Massive reward drop after resuming training

Hi guys,

It seems that pausing/resuming is not working well for me.

I interrupted my training after 46h. When resuming it (with no change at all in the code or configuration, just pause and resume), something is clearly different in my agent’s behavior. You can see the massive drop in cumulative reward in the following pic (blue lines after resuming).

It’s weird because it doesn’t start from scratch either (like if I used the --force flag, which works well by the way). It’s like if the training went back in time, getting levels of reward seen after 2-3 hours of training. Then, after only 4-5 hours of re-training gets back to levels of reward only achieved in the original training after 20 or 22 hours.

What am I doing wrong?. The command I use to resume is:

mlagents-learn.exe configuration.yaml --run-id=STAND_STILL_SPRING1 --resume

Is it enough with that, just adding the --resume flag? Anything else I should have in mind?

Thanks a lot in advance

PS: Analyzing console output, seems it properly loads the model and resumes training from the correct step number (see below), but still model fails to resume where it was paused:

2020-09-08 20:22:34 INFO [tf_policy.py:218] Loading model from results\STAND_STILL_SPRING1\WalkerDynamic.
2020-09-08 20:22:34 INFO [tf_policy.py:246] Resuming training from step 43697698.

PS2: My training settings:

behaviors:
WalkerDynamic:
trainer_type: ppo
hyperparameters:
batch_size: 2048
buffer_size: 20480
learning_rate: 0.0003
beta: 0.005
epsilon: 0.2
lambd: 0.95
num_epoch: 3
learning_rate_schedule: linear
network_settings:
normalize: true
hidden_units: 512
num_layers: 3
vis_encode_type: simple
reward_signals:
extrinsic:
gamma: 0.995
strength: 1.0
keep_checkpoints: 5
max_steps: 90000000
time_horizon: 1000
summary_freq: 30000
threaded: true

Hi @graphicDNA ,
Coincidentally, there was a github issue posted about this. One of my colleagues is looking into this now.

1 Like

Thank you for raising this. This is an issue that bubbled up on the ML-Agents repo this morning Performance drop when resuming training · Issue #4459 · Unity-Technologies/ml-agents · GitHub. We are aware of this bug and will have a fix out shortly.

1 Like

Thanks a lot guys, will look forward for that fix.

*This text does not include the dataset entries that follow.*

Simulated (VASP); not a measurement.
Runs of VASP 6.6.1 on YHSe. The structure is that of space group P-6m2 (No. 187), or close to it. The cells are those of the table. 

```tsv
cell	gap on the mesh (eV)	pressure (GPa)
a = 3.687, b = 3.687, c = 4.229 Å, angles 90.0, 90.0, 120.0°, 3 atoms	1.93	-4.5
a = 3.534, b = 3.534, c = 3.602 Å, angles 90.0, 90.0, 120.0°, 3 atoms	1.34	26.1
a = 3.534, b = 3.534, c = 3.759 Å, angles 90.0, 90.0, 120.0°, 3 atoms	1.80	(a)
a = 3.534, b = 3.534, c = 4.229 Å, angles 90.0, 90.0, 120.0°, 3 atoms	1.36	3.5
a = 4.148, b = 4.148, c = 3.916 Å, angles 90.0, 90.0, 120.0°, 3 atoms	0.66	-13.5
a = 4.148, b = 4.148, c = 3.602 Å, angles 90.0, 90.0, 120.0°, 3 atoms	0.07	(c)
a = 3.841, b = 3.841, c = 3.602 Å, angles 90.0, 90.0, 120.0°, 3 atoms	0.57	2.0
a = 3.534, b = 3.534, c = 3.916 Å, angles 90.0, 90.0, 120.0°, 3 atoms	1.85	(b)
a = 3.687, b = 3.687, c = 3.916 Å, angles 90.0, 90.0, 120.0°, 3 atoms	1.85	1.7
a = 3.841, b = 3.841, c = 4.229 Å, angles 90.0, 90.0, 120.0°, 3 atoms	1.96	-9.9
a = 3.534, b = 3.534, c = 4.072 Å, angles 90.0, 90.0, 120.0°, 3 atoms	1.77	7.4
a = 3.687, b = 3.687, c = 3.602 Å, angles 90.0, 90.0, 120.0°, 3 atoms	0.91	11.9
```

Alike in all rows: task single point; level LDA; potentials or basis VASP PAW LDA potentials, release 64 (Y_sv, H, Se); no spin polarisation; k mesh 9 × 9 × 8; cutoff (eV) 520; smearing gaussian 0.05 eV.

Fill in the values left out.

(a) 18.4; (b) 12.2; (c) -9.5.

The behavior I see in the agent is like if the model was partially correct, but for some reason some of the output values received in OnActionReceived(float[ ] continuousActions) were wrong.

I can see that because I’m training a NN to control a chatacter’s joints, and after resuming, some of the joints seem to behave correctly, while others don’t.

Maybe some of the values in that array are coming in a different order than in the previous training?

I mean, correct values but wrong order. Something like that would definitely be compatible with the weird behavior I’m experiencing.

Thanks a lot.

Update: Seems to have been fixed on master here #4463.

1 Like